Supply-chain software is increasingly being offered in a cloud-based or software-as-a-service (SaaS) system that are hosted by service providers and accessed by customers over a network.

This development raises the question of the security of those connections. That is one of the issues discussed in a recent white paper authored by Gregory Braun, senior vice president for sales and marketing at C3 Solutions.

Selecting a supply-chain system should revolve around considerations of functionality. Costs also obviously enter the equation when deciding between comparable systems.

When a cloud-based system is under consideration, decision makers must also develop a degree of comfort with the security from external and internal threats that the cloud system affords.

“With supply chain systems, it is inevitable in the increasingly connected world that external parties

will need access to your system and data,” the white paper notes.

It is relatively easy to secure internally hosted if there is no connection with the outside world. But that scenario is increasingly unrealistic. “Once you require a connection,” the white paper says, “your system’s security against external breaches will then depend on the competence and trustworthiness of either your internal IT staff or the contractor managing a web-based portal for you.”

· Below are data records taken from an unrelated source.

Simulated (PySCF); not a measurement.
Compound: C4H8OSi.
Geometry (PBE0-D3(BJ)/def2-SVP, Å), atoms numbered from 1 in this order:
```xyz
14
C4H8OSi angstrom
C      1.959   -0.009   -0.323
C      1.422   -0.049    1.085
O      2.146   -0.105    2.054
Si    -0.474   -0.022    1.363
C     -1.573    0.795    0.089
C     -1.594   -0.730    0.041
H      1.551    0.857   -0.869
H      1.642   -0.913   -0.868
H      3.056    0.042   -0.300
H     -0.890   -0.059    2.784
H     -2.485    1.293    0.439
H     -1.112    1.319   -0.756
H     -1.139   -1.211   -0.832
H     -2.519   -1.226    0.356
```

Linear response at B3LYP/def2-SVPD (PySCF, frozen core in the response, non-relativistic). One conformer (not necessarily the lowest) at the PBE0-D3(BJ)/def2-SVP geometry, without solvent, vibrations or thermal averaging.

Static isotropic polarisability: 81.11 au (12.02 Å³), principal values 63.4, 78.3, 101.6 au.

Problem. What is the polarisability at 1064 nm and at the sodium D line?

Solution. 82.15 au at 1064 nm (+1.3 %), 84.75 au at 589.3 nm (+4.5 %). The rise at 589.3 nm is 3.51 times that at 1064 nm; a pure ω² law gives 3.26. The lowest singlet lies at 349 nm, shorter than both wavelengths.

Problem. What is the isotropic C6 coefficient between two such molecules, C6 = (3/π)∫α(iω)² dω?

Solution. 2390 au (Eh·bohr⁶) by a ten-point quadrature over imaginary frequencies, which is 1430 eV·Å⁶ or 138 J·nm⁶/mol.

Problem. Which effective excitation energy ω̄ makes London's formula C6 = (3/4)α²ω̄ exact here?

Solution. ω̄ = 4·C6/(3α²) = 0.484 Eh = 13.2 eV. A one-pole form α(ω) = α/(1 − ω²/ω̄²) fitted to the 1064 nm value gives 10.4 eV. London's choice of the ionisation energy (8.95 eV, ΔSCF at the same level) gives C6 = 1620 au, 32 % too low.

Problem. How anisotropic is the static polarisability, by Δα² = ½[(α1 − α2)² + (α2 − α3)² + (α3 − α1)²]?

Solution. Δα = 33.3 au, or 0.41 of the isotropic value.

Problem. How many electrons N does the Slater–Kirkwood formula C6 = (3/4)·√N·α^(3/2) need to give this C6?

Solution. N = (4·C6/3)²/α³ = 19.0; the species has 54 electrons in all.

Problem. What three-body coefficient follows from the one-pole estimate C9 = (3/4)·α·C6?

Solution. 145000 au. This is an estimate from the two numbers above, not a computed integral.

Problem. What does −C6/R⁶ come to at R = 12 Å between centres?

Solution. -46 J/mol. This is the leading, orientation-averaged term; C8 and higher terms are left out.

The paper makes the case that cloud provider is likely to maintain better security. “Because it is the service provider’s own business at stake, they should have taken extreme measures to ensure their system is secure,” the paper says. “This includes measures such as firewalls, encrypted logins, and an audited data center, just for starters.”

If a breach happens in a cloud environment, the hacker will be directed to a dead end inside the dedicated application. Because the SaaS application operates independently of the client’s main systems the client’s systems and data are protected, according to Braun. “A SaaS system may provide even better security,” he argues. “Since the outside users are not accessing your internal systems, but only those of the SaaS provider, your own core systems are protected.”

Internal security threats must also be considered. Research has shown that that lost or stolen devices account for 31 percent of data security breaches, accidental misuse by an employee accounted for 27 percent, and malicious insiders perpetrated 12 percent of breaches. In other words, internal vulnerabilities are responsible for a total of 70 percent of breaches.

“Since the perpetrator of this security breach is an insider with access to company systems and data, there is likely little difference in the threat to either SaaS or licensed software users,” says the white paper. “However, with the licensed software, the malicious employee would be able to access both the front end and back end of the system. With SaaS, the client’s employee would only have front-end access, and would likely not be able to bring the whole system down.”